At 8:44 p.m. PST Feb. 11, 2010 … for just a second … man made night into day. A short-range ballistic missile launched from a sea-based platform off California’s Point Mugu Naval Air Warfare Center. Moments later, the Airborne Laser carried aloft in a specially modified 747 detected it.
Then it cranked up the high-energy laser. That beam struck home, burning a small hole in the missile. A split-second later, its structural integrity destroyed, the missile vaporized in a tumbling corkscrew.
Within two minutes of launch time, it was all over.
Not bad for a defensive weapon once ridiculed as science fiction. Skeptics even persuaded the Obama administration to slot the airborne laser for the ninth circle of procurement hell — a pit for dead-end research and development programs. But this month’s dramatic success has put the critics on their heels.

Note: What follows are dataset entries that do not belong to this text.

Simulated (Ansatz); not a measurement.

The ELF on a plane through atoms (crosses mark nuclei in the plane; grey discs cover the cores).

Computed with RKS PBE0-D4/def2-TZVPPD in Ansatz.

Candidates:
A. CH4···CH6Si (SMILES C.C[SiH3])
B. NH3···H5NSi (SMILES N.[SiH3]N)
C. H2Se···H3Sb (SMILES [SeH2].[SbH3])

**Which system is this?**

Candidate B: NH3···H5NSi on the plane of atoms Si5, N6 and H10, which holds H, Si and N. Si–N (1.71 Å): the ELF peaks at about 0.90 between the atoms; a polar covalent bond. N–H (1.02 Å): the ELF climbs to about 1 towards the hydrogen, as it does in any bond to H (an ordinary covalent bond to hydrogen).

The Point Mugu exercise was what engineers call a “proof of principle” test. They tested it. It is proven.
But don’t expect high-fiving in the White House. The administration already passed on the option to build a second test aircraft. Rather than add the ABL to the military’s arsenal, the administration seems more than willing to let the project end as a successful science experiment.
It will argue laser missile defense makes no sense because the weapon’s range is limited to a few hundred kilometers. That would put the lumbering aircraft well within the range of air defense systems fielded by the likes of North Korea and Iran.
On the other hand, here is what the administration won’t admit. There are other threats already out there that the Airborne Laser is well-suited to counter. One such danger is the “Scud in bucket” scenario.
Scud missiles are shorter-range weapons, originally manufactured and proliferated worldwide by the Soviets. Today, several other countries make their own versions. These missiles are so readily available — and cheap — that several years ago a U.S. arms collector bought one and tried to ship it home.
Iran’s Shahab-3, an advanced Scud variant, seems capable of traveling 1,000 kilometers and carrying as much as a 10-kiloton warhead. It couldn’t reach Washington from Tehran, but then, it wouldn’t have to. Iran could easily extend the missile’s reach simply by moving it to a commercial freighter and firing it from nearby using an improvised vertical launch tube disguised as cargo.
In many ways, Scud in a bucket is the ultimate weapon. It could sail close to U.S. waters without being subject to inspection by the Coast Guard or Customs. The enemy could fire the missile and scuttle the ship, leaving no record of who launched the attack.
If Iran has one missile and nuclear weapon, it might have two. It could detonate one over New York in a low-altitude air burst that would kill up to a half-million and cripple Manhattan forever.
Iran could fire a second at high altitude over the mid-Atlantic states, creating an electro-magnetic pulse that would take down a large portion of the national grid and plunge Washington, D.C., into permanent darkness.
America would be crippled in a flash, with no obvious enemy at which to shoot back.
An ABL could help neutralize this threat, and others. Advancing the technology alone will give the U.S. a dramatic advantage over potential adversaries.
But if the administration has its way, we’ll see the ABL in the Smithsonian, rather than defending our coasts.